Hornstein, Shelley, Laura Levitt, and
Laurence J. Silberstein, eds. New York: New York
University Press, 2003. 256 pp., $20.00 (USD).
ISBN: 0-8147-9226-8.
[1] Scholars talk about the “future” of the
Holocaust to remind us that its meaning is still being shaped
by the culture in which we live. How we express this
inexpressible horror is enmeshed in the construction of
the past located in our personal and collective identities. One
could cite any number of current examples that examine the “future” of
the Holocaust, but Impossible Images: Contemporary Art
After the Holocaust is one of the most incisive and
provocative books to emerge in recent years.

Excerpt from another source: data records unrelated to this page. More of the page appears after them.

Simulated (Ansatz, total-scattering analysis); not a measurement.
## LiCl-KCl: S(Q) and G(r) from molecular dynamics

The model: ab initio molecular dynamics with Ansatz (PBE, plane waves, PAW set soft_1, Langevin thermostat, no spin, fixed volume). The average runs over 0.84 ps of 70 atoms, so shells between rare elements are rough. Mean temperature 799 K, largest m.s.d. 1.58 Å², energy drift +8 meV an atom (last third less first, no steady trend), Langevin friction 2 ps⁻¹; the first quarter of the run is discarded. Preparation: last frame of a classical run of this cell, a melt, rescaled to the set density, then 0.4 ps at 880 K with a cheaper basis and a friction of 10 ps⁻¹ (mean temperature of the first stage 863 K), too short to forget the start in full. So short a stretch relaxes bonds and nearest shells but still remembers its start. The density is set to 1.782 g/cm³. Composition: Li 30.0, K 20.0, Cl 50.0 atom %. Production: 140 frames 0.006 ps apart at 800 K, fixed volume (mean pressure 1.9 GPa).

[2] As part of the “New Perspectives on Jewish Studies” series,
Impossible Images serves as a departure from previous
volumes, shifting its focus from historical and literary
representations to visual representations. In the
introduction, editors Shelley Hornstein, Laura Levitt,
and Laurence J. Silberstein contextualize this shift
by arguing that the Holocaust confounds attempts to represent
any part of it; and yet, as time goes by, historical
moments still demand all-embracing visual markers. Focusing
on the asking of questions rather than on the receipt
of answers, the editors situate the eleven essays as
cross-disciplinary conversations. They seek to
push the boundaries of historical representation and
the Holocaust, found in Saul Friedlander’s Probing
the Limits of Representation: Nazism and the “Final
Solution” (1992), as well as extend the arguments,
raised by Ziva Amishai-Maisels in After Auschwitz: Responses
to the Holocaust in Contemporary Art (1995), surrounding
contemporary art on the Holocaust.
[3] Given its scope, such a contribution must of necessity
be collaborative; Impossible Imagesevolved out of
a conference (“Representing the Holocaust: Practices,
Products, Projections”) held at Lehigh University
in May 2000. Informed by contemporary critical perspectives,
international contributors deftly examine various art forms,
including architecture, photography, monuments, museums,
and even toys. In approach and in visual/archival
research, all of the essays traverse many disciplinary boundaries
in order to engage, critique, and transgress some of the
greatest taboos of Holocaust discourse in Israeli society:
linking the Holocaust with the Israeli-Arab conflict; employing
the humour, play, and irony of the Holocaust; and shifting
the gaze from the victim to the victimizer. Another
unifying thread in this volume—though ultimately less
compelling—concerns Israeli national identity and
the Holocaust, and the ways in which the Holocaust informs
contemporary Jewish identity in Western Europe, Canada,
and the United States. In addition to eleven essays, the
book also features a selection of twenty colour plates by
artists Alice Lok Cahana, Judy Chicago, Debbie Teicholz,
and Mindy Weisel, who also participated in the conference.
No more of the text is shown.